Chief Justice Mohammed: “Why we asked accused judges to step down”

Chief Justice of Nigeria (CJN) Mahmud Mohammed yesterday explained why the National Judicial Council (NJC) directed judges under probe for criminal allegations to stop sitting pending when their innocence is established.

The CJN, who is the Chairman of the NJC, explained that the council’s decision was informed by the insistence of the Minister of Justice and Attorney-General of the Federation (AGF), Abubakar Malami (SAN), on prosecuting the judges arrested by the Department of State Services (DSS).

He said the Judiciary, being a responsible arm of the government, chose not to interfere with the AGF’s exercise of his statutory powers to prosecute.

Justice Mohammed, who will retire on Thursday, spoke in Abuja yesterday while swearing in Amina Augie and Ejembi Eko as Justices of the Supreme Court.

He said the Judiciary was mindful of the powers ascribed to each organ of the state under a constitutional democracy. He said the Judiciary was resolute in upholding its independence by adjudicating with utmost fairness and justice as prescribed by the Constitution and the law.

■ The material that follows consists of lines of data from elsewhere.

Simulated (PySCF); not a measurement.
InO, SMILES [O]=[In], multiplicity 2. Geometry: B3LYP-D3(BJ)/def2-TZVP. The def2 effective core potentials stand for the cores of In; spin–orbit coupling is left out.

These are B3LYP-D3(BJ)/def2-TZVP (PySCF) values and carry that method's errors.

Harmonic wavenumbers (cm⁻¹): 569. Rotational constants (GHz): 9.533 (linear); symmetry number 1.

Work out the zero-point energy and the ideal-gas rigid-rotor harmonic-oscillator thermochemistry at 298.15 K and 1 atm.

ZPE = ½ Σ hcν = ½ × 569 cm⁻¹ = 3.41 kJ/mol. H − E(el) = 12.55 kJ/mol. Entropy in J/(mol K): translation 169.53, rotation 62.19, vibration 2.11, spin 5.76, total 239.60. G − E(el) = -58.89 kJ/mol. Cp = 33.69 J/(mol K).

Said the CJ: “A common thread that runs through all Judiciaries is that judicial officers are traditionally accorded the highest dignity and respect by all. This is because justice is rooted in confidence and where confidence in our judges is undermined and independence eroded, it is the nation that ultimately suffers most while true democracy is fatally undermined.

“Certainly, the decision of the National Judicial Council at its last meeting reflects our desire to preserve this independence. Hence, we proclaimed to the world that any judicial officer that is standing trial will cease to perform judicial functions.

“The council took this stand following communications it received from the Hon. Attorney General of the Federation and Minister of Justice that he was embarking on the prosecution of the affected judicial officers for the offences disclosed against them from the evidence on the ground.

“We must not forget that we operate a constitutional democracy, which clearly prescribes the powers accorded to each organ of the state.

“I therefore wish to state without fear of contradiction that the third arm of government will remain resolute in its commitment and resolve to uphold its independence and to adjudicate with utmost fairness and justice as prescribed in our Constitution and law.”

Justice Mohammed, who noted that Justice Augie and Justice Eko were joining the Supreme Court bench “at a time when there are a lot of challenges”, said he trusted their capacity to cope.

The CJN urged the new Justices to, more than ever before, “firm, honest and steadfast in the discharge of your duties, while striving to emulate the greats of this court by enthroning the rule of law and respect for our courts.

“I charge you to continue to be diligent in the discharge of your duties. You must remain blind to personality and status and remain the hope of all men, whether common or uncommon.

“Hence, the integrity and impartiality of our court must not be in question or compromised. I am confident that, with the institutions and initiatives that we have put in place, the Nigerian Judiciary will evolve to meet the high standards demanded by our citizens,” the CJN said.